That was the end of my “wild” part of the tour since I was too lame to go for the wet exit. We spent most of the rest of our tour leisurely strolling the designated pathway. Roger talked and I sneezed a lot. But it was fascinating. The lighting and walkways are first-class. Tours stay within the 10-acre property but passages lead far beyond that. “There are 78 known openings people can get into,” he said.

The cave contains thousands of amazing rock formations. Depending on the lighting and your perspective, you can see all kinds of shapes, like staring at clouds. I learned that the main chamber is more than 1,400 feet long, that the rocks contain manganese, iron oxide and calcium carbonate, and that most of the surfaces are still “living,” i.e. dripping water and still growing or changing.

The cave walls were created basically in two ways: fast, from violent collisions caused by earthquakes, or slow, from the passage of water and air. Bones of the mastadon, caribou, snub-nosed cave bear and giant armadillo, among others, have been found here — some 8,000 years old. The cave was used by American Indians, Civil War soldiers, moonshiners and all sorts of hunters.

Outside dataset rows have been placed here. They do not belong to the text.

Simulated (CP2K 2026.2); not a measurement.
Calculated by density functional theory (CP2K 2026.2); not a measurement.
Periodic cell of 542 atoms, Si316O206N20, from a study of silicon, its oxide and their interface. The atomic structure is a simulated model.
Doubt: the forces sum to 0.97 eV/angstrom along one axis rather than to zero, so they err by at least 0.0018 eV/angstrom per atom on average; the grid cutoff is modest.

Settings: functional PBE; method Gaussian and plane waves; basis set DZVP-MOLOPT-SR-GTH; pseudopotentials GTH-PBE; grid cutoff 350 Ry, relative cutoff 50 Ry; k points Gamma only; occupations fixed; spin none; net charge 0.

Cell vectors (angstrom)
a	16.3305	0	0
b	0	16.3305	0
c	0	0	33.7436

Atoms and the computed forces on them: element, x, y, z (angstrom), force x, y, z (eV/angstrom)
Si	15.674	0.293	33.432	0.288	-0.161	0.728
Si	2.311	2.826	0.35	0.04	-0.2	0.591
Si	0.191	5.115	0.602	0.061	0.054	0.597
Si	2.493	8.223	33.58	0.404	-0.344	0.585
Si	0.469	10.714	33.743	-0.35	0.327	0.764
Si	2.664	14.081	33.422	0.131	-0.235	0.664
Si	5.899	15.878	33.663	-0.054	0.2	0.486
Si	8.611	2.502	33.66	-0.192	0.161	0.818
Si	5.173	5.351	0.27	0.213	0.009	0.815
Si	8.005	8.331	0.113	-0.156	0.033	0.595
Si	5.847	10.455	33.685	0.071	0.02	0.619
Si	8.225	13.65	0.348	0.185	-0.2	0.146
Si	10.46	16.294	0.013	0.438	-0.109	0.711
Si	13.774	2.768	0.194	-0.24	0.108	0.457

There are also plenty of bats, mostly small ones — “Chicken McNugget size,” Hartley says. There is a huge “bat chamber” visitors can crawl into that often houses thousands of bats. We only saw a few along the heavily-trafficked, well-lit main pathway. They were solo, hanging from the ceiling, sometimes close enough to touch, and didn’t seem to care about us. “These bats seem to know we’re not going to disturb them,” Roger said.

We could have exited via a 50-foot mud crawl, or walked waist-deep through frigid, flowing water. There is one passage that’s mostly underwater (up to about five feet), with a low ceiling and only a small air space. Walking through about five or 10 feet of that must be like trying to escape the sinking Titanic. One watery exit route contains snapping turtles, which boast a jaw more powerful than even sharks. Hartley said he doesn’t take people that way.

Outside, basking in the sunlight, we hiked around to see the openings that served as exits. They were peaceful. Roger found the skull of a small animal in the water. “This’ll keep me occupied for hours,” he said.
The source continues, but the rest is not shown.